Now it’s time for some extra input. Having tried to exegete the text using only the bible and some study notes, I start to search commentaries for background and any doctrinal or practical emphases that I may have missed. This is the LEARNING part of the preparation.
Which commentaries do I use? Purely personal choice of course, and depending on what is available for the text in question, I read:

  • The ‘Preach the Word’ commentaries. Edited and written (largely) by Kent Hughes, this is seriously one of the best commentary sets on the market at present. They are expensive, but worth every penny, crammed full of good sound exegesis, based on the author’s sermonic materials, and laced with illustrations. Every preacher should invest in these books.
  • James M Boice. His commentary works are invaluable. Doctrinally sound and easy to use.
  • The NIGTC. Now, if you have read the Greek text of your passage, find the New International Greek Text Commentary. It will guide you through the Greek text, explaining unfamiliar words and the exact tense, variations of the Greek roots, – comparing with other texts etc… You will gain a really good insight into the Greek text. Unfortunately these commentaries don’t cover all of the New Testament.
  • IVP’s Tyndale and BST commentary series. Good standard commentaries, these are always my last read, and I usually don’t make notes on them.
  • Large commentaries are also useful, classic among them are Matthew Henry and Matthew Poole.
  • William Barclay! Yes, I know, he’s a liberal! He didn’t believe in the Virgin birth or the resurrection, – yet his books are still in print and you’ll find them in many pastors’ bookshelves. Martyn Lloyd Jones called him “The most dangerous man in Christendom!” But ignore his theology, and read to gain insight into biblical background, and you will find some useful material. I have a complete set of his ‘Daily Study Bible’. PLEASE DONT USE BARCLAY AS YOUR FIRST COMMENTARY.

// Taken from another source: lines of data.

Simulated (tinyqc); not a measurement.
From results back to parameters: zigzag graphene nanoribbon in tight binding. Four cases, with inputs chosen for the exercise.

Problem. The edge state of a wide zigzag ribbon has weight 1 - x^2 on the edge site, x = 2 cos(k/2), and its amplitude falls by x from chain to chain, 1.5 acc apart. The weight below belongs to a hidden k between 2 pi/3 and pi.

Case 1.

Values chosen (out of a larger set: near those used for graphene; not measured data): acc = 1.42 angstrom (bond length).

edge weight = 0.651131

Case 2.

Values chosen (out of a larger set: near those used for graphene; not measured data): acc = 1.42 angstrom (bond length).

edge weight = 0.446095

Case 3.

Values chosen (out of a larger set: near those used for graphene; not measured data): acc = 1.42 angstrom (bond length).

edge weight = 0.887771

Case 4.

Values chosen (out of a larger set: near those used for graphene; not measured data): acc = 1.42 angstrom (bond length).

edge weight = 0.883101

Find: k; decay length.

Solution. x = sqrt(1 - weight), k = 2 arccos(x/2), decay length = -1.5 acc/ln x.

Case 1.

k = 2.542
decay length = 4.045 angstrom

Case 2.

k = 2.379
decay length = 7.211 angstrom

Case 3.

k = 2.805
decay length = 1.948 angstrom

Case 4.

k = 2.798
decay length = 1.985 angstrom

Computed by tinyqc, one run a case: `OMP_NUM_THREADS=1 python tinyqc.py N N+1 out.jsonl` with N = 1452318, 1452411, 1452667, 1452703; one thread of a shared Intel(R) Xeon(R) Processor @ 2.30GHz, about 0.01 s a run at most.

Many commentaries are now packaged with Bible software, and available quite cheaply. If, like me, you still prefer real books, you can build up a really useful library buying secondhand from sources like Amazon, or

How do I use them?  I read at a desk, with a pen in my hand! I open an A4 pad, and rule a two inch line down the right hand side. I select my chosen commentary, and I make notes down the centre column, in longhand, line by line. I do this on a verse by verse basis, clearly annotating which verse I’m reading about. I write these note in black ink. This usually uses around three pages of the pad. Then I begin to read my second commentary, making notes in the right hand column, in blue ink, but omitting anything that overlaps, again in a verse by verse order. My third commentary reading is added, in red ink, in the same column, and if there’s a fourth, in green ink. I use the left margin for observations, – I amend headings etc as they occur, and I finish the notes with a summary at the end.
The whole point of writing notes in different colours and different sections of the page is to create a visual picture of the page in your mind, that you will remember subconsciously later. This is a technique I learned when studying for theology exams in the days before ‘modules’ and ‘projects’ became part of the assessment methods. I wrote note summaries on postcards, multi-coloured ink and highlights – visual aids which helped the memory, I randomly flicked through them in the train, and believe me it works! Write, colour-in and learn!

Sermon Notes

Here’s what a page of notes looks like!

I cannot stress enough the importance of writing as you read. This is part of the learning process, and if you want to get the meaning of the text embedded in your mind, hand-writing the notes is essential. Typing will not do! We can become so proficient at typing that we can type almost verbatim what a teacher for lecturer says without any thought processes involved. If we make written notes, we must summarise what we are reading or hearing, work out what are the salient points and what can be relegated to secondary importance. Our brains are engaged with what we are writing.
With the reading now complete, I go back to my original outline, and amend it if needed, (in part or in whole), and this will form the skeleton of my final sermon.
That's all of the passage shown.